RIDGECREST, Calif. (AP) -- A bit of moisture helped firefighters make headway against a persistent Sierra Nevada wildfire, but scores of lightning strikes elsewhere ignited more blazes across already scorched Western states.

Forty-two large fires were burning close to 660,000 acres in Arizona, California, Idaho, Montana, Nevada, New Mexico, Texas, Utah and Wyoming, according to the National Interagency Fire Center in Boise, Idaho.

In California's Sequoia National Forest, firefighters aided by rain increased the containment level of a 67,000-acre blaze -- one of the region's largest and most destructive -- from 15 percent to 40 percent, U.S. Forest Service spokeswoman Geri Adams said Tuesday night.

The fire, which has been burning since July 22, destroyed seven homes over the weekend in the isolated community of Kennedy Meadows, about 35 miles northwest of Ridgecrest.

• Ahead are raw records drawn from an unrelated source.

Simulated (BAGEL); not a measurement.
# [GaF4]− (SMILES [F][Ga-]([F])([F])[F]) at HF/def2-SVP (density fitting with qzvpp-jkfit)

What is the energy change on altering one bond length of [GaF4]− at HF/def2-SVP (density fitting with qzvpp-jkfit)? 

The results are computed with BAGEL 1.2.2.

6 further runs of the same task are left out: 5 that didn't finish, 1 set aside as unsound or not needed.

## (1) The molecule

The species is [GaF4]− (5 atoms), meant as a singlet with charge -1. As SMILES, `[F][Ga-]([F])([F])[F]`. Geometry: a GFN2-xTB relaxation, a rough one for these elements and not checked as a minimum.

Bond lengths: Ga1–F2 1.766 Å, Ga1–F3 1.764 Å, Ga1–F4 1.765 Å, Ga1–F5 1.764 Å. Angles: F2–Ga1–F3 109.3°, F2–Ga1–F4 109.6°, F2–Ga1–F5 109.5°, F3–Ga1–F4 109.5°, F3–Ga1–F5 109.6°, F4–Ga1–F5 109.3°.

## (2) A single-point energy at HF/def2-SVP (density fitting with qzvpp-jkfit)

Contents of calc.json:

``We had some precipitation last night that really helped the firefighters out, and our burnout operations were very successful,'' Adams said. ``The thunderstorms brought the humidity up and it's burning less quickly.''

photo
AP World Wide Photos/Jeff Zimmerman

A firefighter stands in front of towering flames in Kennedy Meadows, Calif., part of a 63,270-acre inferno burning in and around the Sequoia National Forest, late Monday evening, July 31, 2000. There are 54 handcrews, 104 engines, 8 helicopters, 12 bulldozers and 18 water tenders battling the fires that have consumed 16 structures and 67,000 acres of brush and timber.

But the weather didn't help everywhere. Most of the thunderstorms Tuesday provided no relief, and hot, dry conditions were expected to continue across most of the region for the next three or four days.

``We're not getting any rain at all. If it's raining it's not hitting the ground,'' said Ed Waldapfel, information officer for the fire center.

It wasn't immediately clear how many new fires lightning triggered across the West, but the fire center reported that more than 100 small fires in Montana's Bitterroot National Forest were ignited just on Tuesday. Other lightning-caused fires were reported near the Sierra Nevada fire and in Utah.

``We're at the end of a La Nina weather event this year and everything is critically dry,'' Waldapfel said. ``It's just a very combustible situation.''

Some 20,000 firefighters working across the West have begun receiving military reinforcements.

At Camp Pendleton, Calif., 500 Marines were receiving firefighting training to join crews on the lines of a blaze near the Idaho-Montana line by the end of the week.

Six hundred soldiers from Fort Hood, Texas, arrived Tuesday in Boise, Idaho, for training to fight a 15,000-acre blaze in west-central Idaho's Payette National Forest.

Wednesday's National Wildfire Map

photo
National Interagency Fire Center

``I don't think anybody believes it will be enjoyable, but it's something to help the country,'' said Army Spc. Keith Weiss, who was among the soldiers dispatched to Idaho.

Utah Gov. Mike Leavitt called out the National Guard late Tuesday to assist firefighters there. He requested 80 guardsmen to serve as volunteers on fire crews and also asked for seven bulldozers, two helicopters and other equipment.

In California, residents who had evacuated from Kennedy Meadows, where seven homes burned earlier in the week, began to return home.

The intensity of the flames and the firefighters' determination were evident at the end of a bumpy, four-mile drive into a canyon, where Roy Harmon's home was still standing. Scorched earth revealed how the fire burned up to the front of the house before it was stopped.

``When I got 100 yards into the canyon I thought, 'There's no way in hell anything can still be standing,''' said Harmon.

Sam and Joyce Taggart's home also was left standing, but only a row of unscathed poplar trees relieved the view of a devastated landscape.

``Looking at it just knocks me out,'' Sam Taggart said.